Persist or not persist : comment

btanksley@hifn.com btanksley@hifn.com
Thu, 21 Oct 1999 17:17:19 -0700


> From: Brian Rice [mailto:water@tscnet.com]
> Subject: RE: Persist or not persist : comment

> blah, blah, blah
> low-level ideas, once again. preferences expressed.

On my part, yes.  I express things, and my goal is to be understood.  I try
to use complete sentances so that people can guess what I'm talking about
(even if I'm otherwise unclear).  Do you not care?  Or are you merely trying
to offend people?  Are you trying to imply (or state) that my discussion is
worthless?

I'm seriously not sure whether you're trying to offend me, but it looks kind
of like it.

> Hello?  This is not what tunes is about.

Expressing preferences?  No.  It's about designing a system.

> I was analyzing other systems.
> I've looked at those good examples, and their ideas of 
> documents are all
> extremely low-level.  The point of Tunes is _not_ to 
> implement imaginative
> ideas, it's to build a high-level framework so that we don't have to
> implement them ever again.

One part of building a high-level framework is to build the low-level
framework.  I agree that we don't want the low-level framework to be decided
BEFORE we have specified the high-level one; it's clear that the high-level
behavior is more important.

This is why I stomped on your statement that "saving" should make accessing
the document faster.

> >Again I emphasise: _look at Udanax_.  It has possibilities 
> >for version
> >control like I've never imagined before.  It's AWESOME.  And free.

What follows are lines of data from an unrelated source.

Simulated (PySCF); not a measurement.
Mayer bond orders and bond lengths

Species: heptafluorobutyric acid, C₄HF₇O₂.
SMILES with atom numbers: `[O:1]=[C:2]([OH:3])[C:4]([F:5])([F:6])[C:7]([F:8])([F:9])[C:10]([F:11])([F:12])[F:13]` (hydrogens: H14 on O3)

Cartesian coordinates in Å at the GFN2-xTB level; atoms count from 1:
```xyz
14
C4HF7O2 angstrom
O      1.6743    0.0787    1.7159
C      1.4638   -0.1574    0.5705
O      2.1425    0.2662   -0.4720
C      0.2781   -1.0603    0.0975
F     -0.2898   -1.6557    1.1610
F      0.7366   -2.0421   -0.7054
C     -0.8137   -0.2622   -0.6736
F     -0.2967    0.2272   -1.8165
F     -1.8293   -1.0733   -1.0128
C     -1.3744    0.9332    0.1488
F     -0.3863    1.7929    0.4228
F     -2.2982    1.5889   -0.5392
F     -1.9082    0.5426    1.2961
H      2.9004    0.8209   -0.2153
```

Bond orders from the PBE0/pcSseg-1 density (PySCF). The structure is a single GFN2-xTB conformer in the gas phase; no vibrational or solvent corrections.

So evidently you don't want to consider the new possibilities expressed by
Udanax.  That's probably because you've thought of them all individually
before: a fileless, version controlled, highly linked system.  Heck, who
hasn't?  I urge you to reconsider -- don't consider the Udanax code or
interface, look instead at what they tried to do and the capabilities of
their data structures and algorithms.  They can really do it, not just think
about it.

Things like that can make a lot of our file-centric assumptions obsolete.